Wiktionary — selkie.data.wiktionary

Using the command line:

$ python -m selkie.data.wiktionary xlangs DUMPFILE LANGFILE
$ python -m selkie.data.wiktionary xdicts DUMPFILE TGTLANGFILE OUTDIR

Using the API:

>>> dump_fn = '~/scratch/ling780/enwiktionary-20230201-pages-articles.xml.bz2'
>>> from selkie.data.wiktionary import WiktDump
>>> wikt = WiktDump(dump_fn)
>>> arts = wikt.articles()
>>> art = next(arts)
>>> while ':' in art.title:
...     art = next(arts)

An example of a raw article:

>>> art.orig
{'title': 'dictionary',
 'ns': '0',
 ...
 'text': '{{also|Dictionary}}\n==English==\n{{was wotd|2022|December|12}}...'}

Parsed version:

>>> level_1_section = art.parsed()
>>> [k for (k,v) in level_1_section]
['__pre__', 'English']
>>> level_2_section = level_1_section[1][1]
>>> [k for (k,v) in level_2_section]
['__pre__',
 'Alternative forms',
 'Etymology',
 'Pronunciation',
 'Noun',
 'Verb',
 'Further reading',
 'Anagrams']

API

class WiktDump

Represents a wiktionary dump file from https://dumps.wikimedia.org/enwiktionary.

__init__(dump_fn)

Sets the members dump_fn, prefix, and parse. The dump_fn may start with ‘~’. It should end with ‘-pages-articles.xml.bz2’. The prefix is everything before that. The parse member is an instance of Parser.

raw_articles()

Opens the bz2 file. The first line is expected to be ‘<mediawiki …>’, and is discarded. Next there should be a ‘<siteinfo>’ element, which is also discarded.

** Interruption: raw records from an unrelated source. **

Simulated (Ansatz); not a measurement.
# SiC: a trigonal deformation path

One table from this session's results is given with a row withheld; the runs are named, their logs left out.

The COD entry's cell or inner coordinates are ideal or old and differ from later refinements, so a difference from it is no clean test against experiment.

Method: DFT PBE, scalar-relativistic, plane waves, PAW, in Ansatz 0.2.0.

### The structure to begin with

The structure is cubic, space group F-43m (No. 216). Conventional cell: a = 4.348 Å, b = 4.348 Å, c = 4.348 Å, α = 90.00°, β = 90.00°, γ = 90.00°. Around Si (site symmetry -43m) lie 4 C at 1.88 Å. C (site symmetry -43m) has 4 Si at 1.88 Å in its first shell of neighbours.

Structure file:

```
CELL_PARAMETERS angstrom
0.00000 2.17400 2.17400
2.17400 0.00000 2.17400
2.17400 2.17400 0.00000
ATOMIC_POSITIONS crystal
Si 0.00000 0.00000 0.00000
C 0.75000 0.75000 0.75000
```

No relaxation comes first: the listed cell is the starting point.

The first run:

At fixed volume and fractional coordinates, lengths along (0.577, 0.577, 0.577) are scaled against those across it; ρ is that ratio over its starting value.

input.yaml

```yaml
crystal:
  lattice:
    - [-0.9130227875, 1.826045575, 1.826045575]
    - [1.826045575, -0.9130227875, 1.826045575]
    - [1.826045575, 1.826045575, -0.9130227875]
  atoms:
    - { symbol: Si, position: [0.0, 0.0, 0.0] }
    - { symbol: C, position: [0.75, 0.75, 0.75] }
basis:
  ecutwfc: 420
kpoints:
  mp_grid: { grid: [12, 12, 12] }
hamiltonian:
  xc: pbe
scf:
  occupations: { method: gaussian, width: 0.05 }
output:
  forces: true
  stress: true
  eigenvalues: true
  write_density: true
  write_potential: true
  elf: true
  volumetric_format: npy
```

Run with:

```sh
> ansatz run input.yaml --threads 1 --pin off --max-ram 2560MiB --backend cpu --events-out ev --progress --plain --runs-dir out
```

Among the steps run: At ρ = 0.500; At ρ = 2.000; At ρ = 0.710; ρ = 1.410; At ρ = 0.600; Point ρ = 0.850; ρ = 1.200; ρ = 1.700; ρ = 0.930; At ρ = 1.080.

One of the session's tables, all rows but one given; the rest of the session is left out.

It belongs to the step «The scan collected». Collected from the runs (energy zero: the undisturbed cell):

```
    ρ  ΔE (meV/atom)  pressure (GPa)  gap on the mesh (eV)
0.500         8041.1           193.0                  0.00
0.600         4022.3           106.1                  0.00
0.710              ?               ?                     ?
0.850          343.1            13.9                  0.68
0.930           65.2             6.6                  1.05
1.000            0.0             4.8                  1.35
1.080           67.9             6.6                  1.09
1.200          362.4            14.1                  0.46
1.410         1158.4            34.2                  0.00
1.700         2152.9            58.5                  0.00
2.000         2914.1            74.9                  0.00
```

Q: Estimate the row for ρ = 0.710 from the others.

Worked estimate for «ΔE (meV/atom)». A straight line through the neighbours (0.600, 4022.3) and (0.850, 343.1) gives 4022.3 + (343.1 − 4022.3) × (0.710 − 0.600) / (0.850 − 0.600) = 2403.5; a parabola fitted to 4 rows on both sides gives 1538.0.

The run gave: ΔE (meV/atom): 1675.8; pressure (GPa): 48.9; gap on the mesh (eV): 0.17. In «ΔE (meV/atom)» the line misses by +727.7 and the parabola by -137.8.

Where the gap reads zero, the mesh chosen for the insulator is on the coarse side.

After that, the function selkie.pyx.xml.lines_to_items is used to convert the input to XML parsed into dictionary format. (See lines_to_items.)

The elements in the iteration are expected to have tag ‘page’; otherwise an error is signalled. The return value is an iteration over elements, each element represented as a dict.

articles()

Calls raw_articles() and calls WiktArticle(art) on each raw article. Returns an iteration over WiktArticles.

find(title)

Iterates over the articles() and returns the first one whose title is title.

extract_language_names(tgtfn)

Writes tgtfn. Iterates over the articles(), skipping any whose title contains a colon. In the remaining articles, all level-2 headings are language names. Extracts them and writes them to tgtfn, one per line, eliminating duplicates.

extract_dicts(tgtlangs_fn, tgtdir)

Reads the names of the target languages from the file tgtlangs_fn. Creates tgtdir and writes one file per language in that directory. The filename is the language name. It processes each wiktionary page into entries, one for each level-2 heading. Each Entry is pickled to the corresponding language file.

class WiktArticle
wikt

The WiktDump object.

orig

The original (raw) article, a dict.

title

The title. The value of orig[‘title’], or if that does not exist, the empty string.

markdown

The contents. The value of orig[‘revision’][‘text’], or if that does not exist, the empty string.

parsed()

The parsed version is computed the first time that parsed() is called. The WiktDump parser is called on the markdown. See Parser. The output is a ParsedArticle.

class ParsedArticle
orig

The original WiktArticle.

items

A list of pairs; the output of parsing. Values are either item lists (recursively) or strings or Markdown.

entries()

The toplevel items have level-2 headings as keys, which are language names. This wraps each value as an Entry and yields it. (But if the title contains a colon, the empty iteration is returned.)

class Entry
word

The lemma.

lang

The language name.

items

The contents.

class Parser
__call__(md)

The input is markdown. It is split into lines, and then recursively split wherever there are headers. The result is in recursive item format. An element is a list of items, and an item is a (key, value) pair, where the key is either a header or ‘__pre__’ (for material preceding the first header), and the value is either a Markdown object or an element (recursively).

The initial parse produces a list of items whose key is either ‘__pre__’ or a level-1 header. In the return from __call__(), that is reduced to an iteration over items whose key is either ‘__pre__’ or ‘__H1__’ (with the level-1 header as value) or a level-2 header. In principle, there might also be items whose key is ‘__md__’ (for stray markdown), though only if an article is ill-formed.

The final outcome is an iteration over level-2 items, which are pairs (level-2-header, level-2-section). A level-2-section, in turn, is a list of pairs (level-3-header, level-3-section), and so on.